Scv Benchmark

Purpose

FSCS requires firms to produce Single Customer View (SCV) files regularly. This benchmark measures how fast go-luca can generate the two key CSV files from a PostgreSQL database:

  • C file: Individual account records (one row per account, pipe-delimited)
  • D file: Aggregate customer balances with compensatable amounts capped at £85,000

The benchmark scales from 1K to 1M accounts. Customers have 1–100 accounts each with random balances 0–100K GBP. Products are randomly assigned from IAA, ISA, NA, and FD1.

Each iteration performs a full SCV generation: query all liability accounts with computed balances, group by customer, write pipe-delimited C and D files with the FSCS footer.

Analysis

Query Optimisation: OR Join vs CTE

The initial implementation used a single OR join to compute balances:

SELECT a.id, a.account_id, a.product, a.currency,
    COALESCE(SUM(CASE WHEN m.to_account_id = a.id THEN m.amount ELSE 0 END), 0)
  - COALESCE(SUM(CASE WHEN m.from_account_id = a.id THEN m.amount ELSE 0 END), 0) AS balance
FROM accounts a
LEFT JOIN movements m ON m.to_account_id = a.id OR m.from_account_id = a.id
WHERE a.account_type = 'Liability'
GROUP BY a.id, a.account_id, a.product, a.currency

This was replaced with a CTE-based approach that pre-aggregates credits and debits separately, then joins the summaries:

WITH credits AS (
    SELECT to_account_id AS account_id, SUM(amount) AS total
    FROM movements GROUP BY to_account_id
),
debits AS (
    SELECT from_account_id AS account_id, SUM(amount) AS total
    FROM movements GROUP BY from_account_id
)
SELECT a.id, a.account_id, a.product, a.currency,
    COALESCE(c.total, 0) - COALESCE(d.total, 0) AS balance
FROM accounts a
LEFT JOIN credits c ON c.account_id = a.id
LEFT JOIN debits d ON d.account_id = a.id
WHERE a.account_type = 'Liability'

Results

Accounts OR Join (mean) CTE (mean) Speedup
1K 56.5ms 3.2ms ~18x
10K 4,598ms 33ms ~139x
100K did not complete 338ms
1M did not complete 3.5s

Why

The OR join (ON m.to_account_id = a.id OR m.from_account_id = a.id) prevents PostgreSQL from using a single index scan. The planner falls back to nested loops or bitmap OR scans, giving roughly O(n * m) behaviour where n = accounts and m = movements.

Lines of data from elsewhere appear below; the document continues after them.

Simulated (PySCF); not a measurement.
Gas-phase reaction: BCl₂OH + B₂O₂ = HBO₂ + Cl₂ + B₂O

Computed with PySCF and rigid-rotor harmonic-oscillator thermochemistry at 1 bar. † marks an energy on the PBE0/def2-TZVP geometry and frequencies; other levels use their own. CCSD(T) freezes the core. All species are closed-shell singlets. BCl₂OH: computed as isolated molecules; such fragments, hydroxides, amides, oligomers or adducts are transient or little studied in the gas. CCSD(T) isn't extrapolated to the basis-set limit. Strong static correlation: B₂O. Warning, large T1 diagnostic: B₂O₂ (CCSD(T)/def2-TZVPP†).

The CTE approach scans the movements table exactly twice (once per CTE), aggregates with hash aggregation using the existing indexes, then hash-joins the two small summary tables to accounts. This scales linearly — doubling the data roughly doubles the time.

Takeaway

For SCV generation at scale, always pre-aggregate movements into credit/debit summaries before joining to accounts. The OR join pattern is only viable for small datasets (< 1K accounts).